Databricks SQL Warehouse | Data Ecosystem Wiki

Thirty Launches in Thirty Days · Read the recap →

Wiki Data Warehouses Databricks SQL Warehouse

Contents

Databricks SQL Warehouse

Databricks SQL is the lakehouse's warehouse impersonation -- a high-performance SQL engine (Photon) and BI surface built specifically to compete with Snowflake.

A Databricks SQL Warehouse is a cluster (or serverless pool) that runs SQL queries against Delta Lake tables, optimized for the BI workloads that Databricks historically lost to Snowflake. It is what you point Tableau, Power BI, Looker, dbt, or a JDBC client at when you want to query the lakehouse without using a notebook.

The simplest way to think about it: Databricks SQL is a warehouse-shaped UI and execution mode bolted onto a Spark-and-Delta-Lake platform. Underneath, it's still the lakehouse architecture — Parquet files in object storage, Delta transactions, Unity Catalog governance — but the user experience and the engine (Photon) are tuned for low-latency SQL the way Snowflake is.

Origin Story

For most of Databricks' history (2013—2020), it was a notebook company. Customers used PySpark in a notebook, ran ETL jobs, did data science, and trained ML models. The BI team — the analysts who lived in Tableau and Looker — did not use Databricks. They used Snowflake. This was an enormous structural problem. The BI workload is where the recurring revenue lives, where the seat counts are highest, and where the C-suite forms its opinion of which platform is "the data platform." Databricks was being shut out of it.
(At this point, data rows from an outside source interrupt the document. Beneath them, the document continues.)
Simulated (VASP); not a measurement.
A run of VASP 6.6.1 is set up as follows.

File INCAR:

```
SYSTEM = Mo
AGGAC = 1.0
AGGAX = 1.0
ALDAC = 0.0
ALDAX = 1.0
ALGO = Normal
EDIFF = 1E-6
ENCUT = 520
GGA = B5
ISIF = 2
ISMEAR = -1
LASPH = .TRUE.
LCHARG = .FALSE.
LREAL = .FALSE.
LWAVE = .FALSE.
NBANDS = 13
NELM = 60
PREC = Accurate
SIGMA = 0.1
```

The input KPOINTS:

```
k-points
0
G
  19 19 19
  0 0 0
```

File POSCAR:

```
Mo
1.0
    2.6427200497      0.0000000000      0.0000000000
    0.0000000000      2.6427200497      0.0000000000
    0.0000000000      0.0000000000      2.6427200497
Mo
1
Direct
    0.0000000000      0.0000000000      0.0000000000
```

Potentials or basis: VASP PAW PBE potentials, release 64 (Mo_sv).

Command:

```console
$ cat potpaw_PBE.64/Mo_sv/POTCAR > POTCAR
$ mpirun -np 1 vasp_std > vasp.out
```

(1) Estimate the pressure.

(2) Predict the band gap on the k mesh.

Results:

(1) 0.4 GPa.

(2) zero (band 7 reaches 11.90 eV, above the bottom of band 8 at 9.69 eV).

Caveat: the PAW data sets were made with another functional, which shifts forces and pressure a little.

Databricks SQL was the response. It was previewed in November 2020 as SQL Analytics, went GA in 2021, and was rebranded Databricks SQL later that year. The launch had three coupled pieces, all of which had to work for the strategy to make sense:

Photon, a new vectorized query execution engine written in C++, designed to give Databricks competitive scan and aggregation performance against Snowflake's engine. Photon was announced in June 2020 and is the technical heart of Databricks SQL. Without Photon, the lakehouse would have been too slow on BI workloads to compete; with it, the gap closed dramatically.
A SQL editor and BI surface: a query editor, dashboards, alerts, JDBC/ODBC endpoints, and integration with the BI tools customers actually use. This was the "warehouse experience" that notebook-first Databricks had never offered.
Serverless SQL Warehouses (GA 2022), which removed the cluster-spin-up latency that had made Databricks feel slow and operational compared to Snowflake's instant virtual warehouses.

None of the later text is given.